RE: Climate action.9 Sep 2025 12:19
Maybe you are too young to remember the disastrous Wilson government policy that saw massive tax rises on unearned and earned income. Exit the big earners at that time... Extraordinarily, also an interesting fact that Income tax is a temporary tax....mandate renewed every year. Pitts original Tax to pay for removing Napoleon collected less than expected first time round!
" There have been two tax years since WW2 when income tax rates exceeded 100%. In 1947/48, Clement Atlee’s Labour government imposed a ‘special contribution’ of 50% on investment income above £5,000 – this applied on top of basic rate income tax at 45% and surtax at 52.5%, giving an overall rate of £147.5%! A similar special charge imposed by Harold Wilson’s Labour government on investment income over £8,000 for the 1967/68 tax year resulted in a slightly lower effective rate of 136.25%.
Even leaving those two anomalies aside, tax rates remained at eye-watering levels until 1979 despite the abolition of surtax in 1973, which was simply replaced by higher income tax rates by Labour chancellor Dennis Healey (who famously said “I warn you that there are going to be howls of anguish from those rich enough to pay over 75% on their last slice of earnings”).

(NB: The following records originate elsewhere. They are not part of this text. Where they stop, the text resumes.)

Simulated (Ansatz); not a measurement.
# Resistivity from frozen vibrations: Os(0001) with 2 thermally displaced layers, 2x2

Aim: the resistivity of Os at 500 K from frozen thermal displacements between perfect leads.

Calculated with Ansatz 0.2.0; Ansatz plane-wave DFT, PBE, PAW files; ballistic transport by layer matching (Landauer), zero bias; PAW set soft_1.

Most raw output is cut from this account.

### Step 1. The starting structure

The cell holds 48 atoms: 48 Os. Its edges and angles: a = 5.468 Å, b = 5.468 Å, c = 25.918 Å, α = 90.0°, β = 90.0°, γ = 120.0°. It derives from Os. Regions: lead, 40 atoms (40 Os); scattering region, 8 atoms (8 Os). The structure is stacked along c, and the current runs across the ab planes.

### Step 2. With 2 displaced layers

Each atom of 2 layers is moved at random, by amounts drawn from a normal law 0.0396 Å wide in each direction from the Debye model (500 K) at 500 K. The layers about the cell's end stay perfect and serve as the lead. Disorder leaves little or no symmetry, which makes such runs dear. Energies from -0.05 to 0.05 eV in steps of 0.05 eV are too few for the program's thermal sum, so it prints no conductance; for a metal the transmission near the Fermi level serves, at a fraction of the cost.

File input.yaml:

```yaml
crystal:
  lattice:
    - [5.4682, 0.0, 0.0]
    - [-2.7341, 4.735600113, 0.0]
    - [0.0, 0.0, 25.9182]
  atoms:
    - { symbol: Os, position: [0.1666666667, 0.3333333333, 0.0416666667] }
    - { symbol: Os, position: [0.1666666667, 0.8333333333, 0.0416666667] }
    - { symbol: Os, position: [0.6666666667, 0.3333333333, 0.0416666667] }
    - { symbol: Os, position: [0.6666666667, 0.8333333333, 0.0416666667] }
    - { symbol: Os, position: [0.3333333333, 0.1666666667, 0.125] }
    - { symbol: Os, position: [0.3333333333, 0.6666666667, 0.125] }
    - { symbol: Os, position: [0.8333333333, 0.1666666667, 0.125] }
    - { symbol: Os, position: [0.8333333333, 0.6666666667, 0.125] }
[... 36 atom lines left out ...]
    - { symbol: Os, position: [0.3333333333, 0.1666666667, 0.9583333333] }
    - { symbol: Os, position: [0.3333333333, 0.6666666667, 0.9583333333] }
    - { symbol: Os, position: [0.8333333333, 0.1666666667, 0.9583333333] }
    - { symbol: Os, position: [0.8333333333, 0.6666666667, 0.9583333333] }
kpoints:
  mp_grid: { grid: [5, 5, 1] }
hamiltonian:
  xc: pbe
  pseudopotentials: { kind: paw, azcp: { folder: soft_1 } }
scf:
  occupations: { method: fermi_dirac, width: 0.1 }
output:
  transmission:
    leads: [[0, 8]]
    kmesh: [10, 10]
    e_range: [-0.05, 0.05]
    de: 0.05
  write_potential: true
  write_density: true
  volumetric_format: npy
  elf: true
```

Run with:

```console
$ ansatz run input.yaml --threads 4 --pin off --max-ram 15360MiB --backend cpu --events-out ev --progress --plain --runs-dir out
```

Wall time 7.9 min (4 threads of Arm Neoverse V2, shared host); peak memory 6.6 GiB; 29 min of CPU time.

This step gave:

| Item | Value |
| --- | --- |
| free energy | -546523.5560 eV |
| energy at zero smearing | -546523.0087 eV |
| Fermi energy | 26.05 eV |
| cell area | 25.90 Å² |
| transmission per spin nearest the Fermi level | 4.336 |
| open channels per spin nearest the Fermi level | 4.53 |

The turning point came shortly after the Conservatives, under Margaret Thatcher, won the 1979 election. In his post-election Budget, Geoffrey Howe retrospectively lowered tax rates from the start of the 1979/80 tax year (the top rate dropped from 83% to 60%). The tax cutting trend continued under the Conservatives, culminating in Nigel Lawson’s 1988 Budget which abolished various intermediate tax rates leaving just a basic income tax rate (cut from 27% to 25%) and a higher rate (cut from 60% to 40%)."